Director    Boaz Yakin
Starring    Jason Statham, Catherine Chan, James Hong, Chris Sarandon, Reggie Lee
Release    27 APR (US) 4 MAY (UK)    Certificate 15
2 stars


1st May 2012

An entire week passed between me watching Jason Statham's newest addition to his one-man sub-genre and writing up this review. No matter though, because Safe fits nicely into The Stath's typical movie mould. It has guns, punching, car chases, a suit and another odd Cockney/American hybrid accent. Hell, I could've copied and pasted my Transporter 3 review, changed around a few words and no one would've been any the wiser.

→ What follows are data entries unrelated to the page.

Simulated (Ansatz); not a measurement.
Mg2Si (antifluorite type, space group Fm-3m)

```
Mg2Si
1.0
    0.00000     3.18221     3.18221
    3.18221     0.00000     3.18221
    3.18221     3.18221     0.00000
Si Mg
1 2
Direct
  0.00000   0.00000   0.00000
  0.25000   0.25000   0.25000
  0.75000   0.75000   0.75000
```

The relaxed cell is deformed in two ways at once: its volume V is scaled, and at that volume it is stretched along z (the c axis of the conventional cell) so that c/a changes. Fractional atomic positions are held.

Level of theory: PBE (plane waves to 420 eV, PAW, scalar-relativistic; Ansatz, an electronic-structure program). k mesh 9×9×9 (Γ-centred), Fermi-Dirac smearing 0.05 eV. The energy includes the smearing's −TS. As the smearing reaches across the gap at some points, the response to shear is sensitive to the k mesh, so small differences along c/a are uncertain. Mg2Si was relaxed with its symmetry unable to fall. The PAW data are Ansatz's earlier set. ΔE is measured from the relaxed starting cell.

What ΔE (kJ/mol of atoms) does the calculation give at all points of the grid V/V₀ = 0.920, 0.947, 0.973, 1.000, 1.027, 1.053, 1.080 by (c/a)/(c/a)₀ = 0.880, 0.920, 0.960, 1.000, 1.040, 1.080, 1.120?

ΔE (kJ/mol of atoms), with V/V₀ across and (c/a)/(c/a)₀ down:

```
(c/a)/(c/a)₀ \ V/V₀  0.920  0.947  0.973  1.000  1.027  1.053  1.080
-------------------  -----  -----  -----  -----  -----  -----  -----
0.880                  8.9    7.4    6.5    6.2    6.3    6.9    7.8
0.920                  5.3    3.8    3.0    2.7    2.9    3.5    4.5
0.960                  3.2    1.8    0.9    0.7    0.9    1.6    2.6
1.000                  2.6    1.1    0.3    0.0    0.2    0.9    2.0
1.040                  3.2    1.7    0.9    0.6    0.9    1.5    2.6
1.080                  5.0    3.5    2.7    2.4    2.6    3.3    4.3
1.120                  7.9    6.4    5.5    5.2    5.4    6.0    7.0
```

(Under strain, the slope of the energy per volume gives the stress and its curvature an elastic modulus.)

As it turns out, Safe could almost be Transporter 4. An unnecessarily complicated plot sees Luke Wright (Jason Statham), a former NYPD cop-turned-cage fighter (!) getting caught up in the middle of a three-way hunt between the Russian Mafia, The Triads and some crooked New York City officials. Why? Luke rescues young Mai (Catherine Chan), a 12-year-old child genius with a photographic memory who's wanted by everyone. Why? Because she's memorised an important code. Also because ACTION MOVIE.

Hard though he was, Statham still ran like a total gaylord.

If you were to plot Jason Statham's career out on a handy Nicolas Cage-esque matrix, Safe would teeter on the edge of the Serious/Rubbish bracket. Not quite in the echelons of daftness with Crank but less serious than The Mechanic. When The Stath spurts choice dialogue like "I'm going to do things to him that'll make me ashamed to look in the mirror," and "I've been in restaurants all night and all I got served was lead," you think maybe, just maybe, he's finally began to embrace the ridiculousness of his own brand.

Like all Stath movies, the plot plays second fiddle to the action, or at least, it ends up that way. The story is so chock-a-block it's as if writer/director Boaz Yakin couldn't decide on his bad guys so he went all in. What it boils down to is everyone is after Luke Wright because he has morals, or as a bent cop puts it, "He's a killer, but an honest one." The corrupt police want him because he sold them out; The Russians want him because he lost them money; and the Chinese want him because he has Mai. It's basically the city of New York vs Jason Statham.

You can't fault the film's imagination. Yakin certainly has a strong concept on his hands, but he doesn't allow it to play out particularly smoothly; Safe clunks along from set-piece to set-piece in the most formulaic of ways. But when has a strong plot ever been a highlight of a Jason Statham movie? The constant barrage of bullets, some impressive high speed car chases and unnecessary J-turns should be enough to satisfy the guy's fanbase.

Statham in holding gun and scowling shocker.

There is one shining ray of light in amongst all the gang warfare and snappy quips, and that's Catherine Chan. The young actress stands her ground throughout. Flipping from Mandarin to English and back again, she effortlessly manages to out-act the entire cast. The youngster will surely to have a bright future.

All in all then, Safe is your standard Stath fare – you know what you're letting yourself in for. Fans will lap it up, cynics will remain unconvinced, but with a story that could've gone somewhere interesting with some fine tuning, it has more brains than his usual output. It's just a shame most of them are splattered up the walls.